This seems like a good time to link to this evergreen YouTube video. But seriously, why is it that upstairs neighbors can never seem to just sit the fuck down and binge-watch Netflix for three hours like normal people do???
Rent is a double-edged sword here. On the one hand I’m super lucky because it hasn’t been raised since I moved in—I honestly think my landlord is at this point just waiting until I move out to make any moves on that front. And I super appreciate it! As far as rents for the area go, I’ve got a pretty great deal, to be honest. I’m certainly not likely to find anything similar in this neighborhood. On the other hand, it’s still expensive, at least for me. Giving just about 50% of my take-home pay to my landlord every month is a lot. There’s obviously a lot of room here for me to increase my income, but that’s another conversation (work could start paying us peons a bit better, too, but that’s another separate conversation).
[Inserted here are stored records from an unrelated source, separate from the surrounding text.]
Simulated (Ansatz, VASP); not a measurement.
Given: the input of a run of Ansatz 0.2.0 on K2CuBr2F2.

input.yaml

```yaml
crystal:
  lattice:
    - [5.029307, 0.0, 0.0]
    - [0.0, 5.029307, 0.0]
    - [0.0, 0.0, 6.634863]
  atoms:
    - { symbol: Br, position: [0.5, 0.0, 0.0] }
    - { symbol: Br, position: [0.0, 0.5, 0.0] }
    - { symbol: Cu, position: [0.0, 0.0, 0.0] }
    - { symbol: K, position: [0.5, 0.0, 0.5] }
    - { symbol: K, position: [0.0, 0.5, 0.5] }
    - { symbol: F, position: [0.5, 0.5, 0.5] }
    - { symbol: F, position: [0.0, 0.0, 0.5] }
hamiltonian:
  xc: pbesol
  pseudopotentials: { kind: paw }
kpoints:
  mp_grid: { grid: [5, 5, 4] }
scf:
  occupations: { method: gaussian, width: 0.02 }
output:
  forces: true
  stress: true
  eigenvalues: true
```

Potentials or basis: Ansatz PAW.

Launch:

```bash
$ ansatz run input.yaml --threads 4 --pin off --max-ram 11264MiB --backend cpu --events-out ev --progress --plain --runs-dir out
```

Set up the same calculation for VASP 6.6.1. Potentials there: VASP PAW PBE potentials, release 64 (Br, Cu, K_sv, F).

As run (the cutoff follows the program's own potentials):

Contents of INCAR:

The moving question intensified this year when a coworker mentioned that she was looking to move at some point in the next few months, so her place in her apartment could open up when my lease was up if I was interested (and bonus, her roommate is another coworker of ours so I already know her). I spent weeks considering this (in the midst of being told that I needed to find a new roommate by August and dealing with a reorganization of my department at work).
A bunch of my coworkers live in the area, and since I’m friends with them it would be nice to be closer to them. As the crow flies they don’t live too far from me, but it’s about three times faster to drive to see them than it would be to take the metro. Even from a frugal standpoint, the metro vs driving comparison here does not favor the metro, especially with all the track work they’ve done the last year and a half and the fact that once it’s late enough, metroing isn’t even an option. Also, let’s be real, the metro is kinda expensive. This has led to me going to parties (like New Year’s this year) and being super anxious about being okay to drive, even if I only had two drinks and stopped about three hours before I was going to leave (okay, I worry too much). Instead of that, I could, y’know, hang out with them all the time. And get drunk at Galentine’s Day Brunch and on random weeknights.
However, it would be a major lifestyle change. At the moment I only drive my car on the weekends and that’s not necessarily every weekend either. It sounds like either there’s not a grocery store in walking distance, or the route there isn’t walking-friendly. Yeah, it’s a pain to have to lug home heavy loads of groceries, but you know what else would be a pain? Having to actually drive to the grocery store. Given that I’ve got an old car with a bunch of miles on it, I’m not really looking to add significant wear and tear by having to drive to everything.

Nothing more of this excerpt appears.